Tan ex. “test port_4” in assembler, where port_4 is some particular address in the hardware register region. One nice thing about memory-mapped i/o is that you can use C directly for accessing device registers.

char * printer_status_reg = 0xffff10cc

char * printer_data_reg = 0xffff10ce;

while ( *printer_status_reg != READY) /*loop until ready */

*printer_data_reg = p[i]; /* send one char to printer */

With memory-mapped i/o, you can write a whole device driver in C, except for that little assembler envelope around the interrupt handler. Of course we put little routines around inb and outb, so we can write mostly in C in spite of the need to use special i/o instructions.

The x86 actually does memory-mapped i/o as well as i/o instructions. The PC system architecture reserves the upper part of the first 1M of memory space for this. The video memory is in this area.

p. 336 DMA—can skip coverage in Tan. Used for network interfaces as well as disk-like devices.

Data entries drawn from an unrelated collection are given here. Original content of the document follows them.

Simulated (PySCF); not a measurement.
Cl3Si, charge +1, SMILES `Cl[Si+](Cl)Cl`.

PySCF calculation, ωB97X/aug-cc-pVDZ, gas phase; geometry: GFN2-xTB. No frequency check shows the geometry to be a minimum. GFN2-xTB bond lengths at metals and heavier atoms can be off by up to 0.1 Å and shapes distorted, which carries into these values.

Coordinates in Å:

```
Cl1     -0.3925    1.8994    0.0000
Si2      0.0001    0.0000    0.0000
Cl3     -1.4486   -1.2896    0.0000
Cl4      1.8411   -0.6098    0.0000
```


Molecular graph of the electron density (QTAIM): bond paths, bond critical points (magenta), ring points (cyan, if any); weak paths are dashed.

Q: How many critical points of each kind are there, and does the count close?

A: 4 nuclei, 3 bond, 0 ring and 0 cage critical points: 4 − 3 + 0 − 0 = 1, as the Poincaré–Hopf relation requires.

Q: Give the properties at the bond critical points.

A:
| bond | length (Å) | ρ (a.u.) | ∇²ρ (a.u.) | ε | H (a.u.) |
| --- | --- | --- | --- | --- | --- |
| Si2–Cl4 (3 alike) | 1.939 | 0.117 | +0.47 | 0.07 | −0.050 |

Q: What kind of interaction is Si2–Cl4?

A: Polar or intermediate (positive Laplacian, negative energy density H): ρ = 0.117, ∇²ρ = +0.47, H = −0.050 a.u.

Goals of i/o software, pg. 343.

device independent i/o, helped by uniform naming, also known as the filesystem “namespace”, a syntax of string names for files and also devices represented by “special files” like /dev/lp.

synchronous vs. asynchronous—we’ve covered this before:

synchronous output: request output, wait (block) until it’s done
asynch. output: request output, do other things, get notified that output is done
but “output done” can have two meanings, at least for user output using an OS:

Ø actually out on device

Ø fully accepted by OS, on way to device—normal meaning, allowing write-behind

pg 344: Programmed i/o—polling device status, no interrupts.

Note polling loop on pg. 285 is using memory-mapped i/o—be sure you know the x86 equivalent. Also move the semicolon for the empty while body to it own line!

pg. 346: Interrupt-driven i/o—covered in detail already. Note again memory-mapped i/o in example. Don’t try to interpret this code exactly, as it is not exactly right.

pg. 347: I/O using DMA (can skip): a whole block of data gets moved to or from a device and memory, with just one interrupt. As with simpler devices, the data gets copied from the user to a kernel data area before being sent to the device, and is received first in kernel memory, then copied back to user. The kernel blocks the user process as needed in read or write. The interrupt handler calls wakeup.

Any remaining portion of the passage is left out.